Check cached, maybe repeat, set global, check cached, check global, maybe repeat, set cached, do is OK. A competing lock would fail maybe on the set cached if a time slice occurred just before it. An interrupt delay circuit would be needed for a number of instructions when the global is checked. The common access to the value either sets a stall timer or an interrupt stall timer, or a common timer register, with both behaviours. A synchronization window. Of course a badly written code piece could just set the cached, and ruin everything. But write range bounding would prevent this.

The next issue would be to sort out duplicating a read copy of a cache line into a local cache. This is so likely to be shared memory with the way software should be working. No process shares a cache line otherwise by sensible design of software. A read should get a clone from memory (to not clog a cache transfer bus if the other cache has not written). A cache should check for another cache written dirty, and send a read copy. A write should cause a delete invalidation on the other caches. If locks are correctly written this will preserve all writes. The cache bus only then has to send dirty copies, and in validations. Packet formats are then just an address, an RW bit, and the data width of a cache line (the last part just on the return bus), and the RW bit on the return bus is not used.

What happens when a second write happens, and a read only copy is in transit? It is invalid on arrival, but not responsible for any write back. This is L2 cache here. The L1 cache can also be data invalidated, but can stand the read delay. Given the write invalidate strategy, the packet in transit can be turned into an invalidate packet. The minor point is the synchronous assignment to the cache of the read copy at the same bus cycle edge as the write. This just needs a little logic to prevent this by “special address” forwarding. A sort of cancel on execute as it were.

It could be argued that sending over a read only copy is a bad idea and wastes by over connecting the caches. But to not send it would result in a L3 fetch of something not yet written to L3 yet, or the other option would be to stall based on address until it exits the cache on the other processor from under use of the associative address. That could take a very long time. The final issue is closing the mutex. The procedure is the same as opening, but using a different value to set cached. The mutex needs to be flushed? Nope, as the check cached will send a read only copy, and the set cached will invalidate the other dirty.
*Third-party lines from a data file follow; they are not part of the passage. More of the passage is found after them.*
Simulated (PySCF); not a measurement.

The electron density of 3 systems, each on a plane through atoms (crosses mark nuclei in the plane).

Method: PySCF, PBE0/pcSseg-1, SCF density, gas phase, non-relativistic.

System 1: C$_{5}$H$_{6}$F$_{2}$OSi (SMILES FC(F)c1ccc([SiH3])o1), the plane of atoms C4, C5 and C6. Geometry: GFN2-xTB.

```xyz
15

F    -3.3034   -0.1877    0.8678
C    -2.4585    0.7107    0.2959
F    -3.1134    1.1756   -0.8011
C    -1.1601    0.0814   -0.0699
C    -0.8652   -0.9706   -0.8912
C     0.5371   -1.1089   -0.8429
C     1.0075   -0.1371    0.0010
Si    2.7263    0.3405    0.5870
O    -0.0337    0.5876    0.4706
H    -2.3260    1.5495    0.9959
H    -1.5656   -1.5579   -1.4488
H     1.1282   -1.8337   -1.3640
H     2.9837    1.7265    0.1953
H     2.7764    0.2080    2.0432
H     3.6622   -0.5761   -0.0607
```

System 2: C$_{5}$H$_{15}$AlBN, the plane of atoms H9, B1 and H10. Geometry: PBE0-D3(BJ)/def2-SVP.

I think that makes for a minimal logic L2 cache. The L3 cache can be shared, and the T and S caches do not need coherence. Any sensible code would not need this. The D cache need invalidation only. The I cache should not need anything. When data is written to memory for later use as instructions, there is perhaps an issue, also with self modifying code, which frankly should be ignored as an issue. The L2 cache should get written with code, and a fetch should get a transferred read only copy. There would be no expectation of another write to the same memory location after scheduling execution.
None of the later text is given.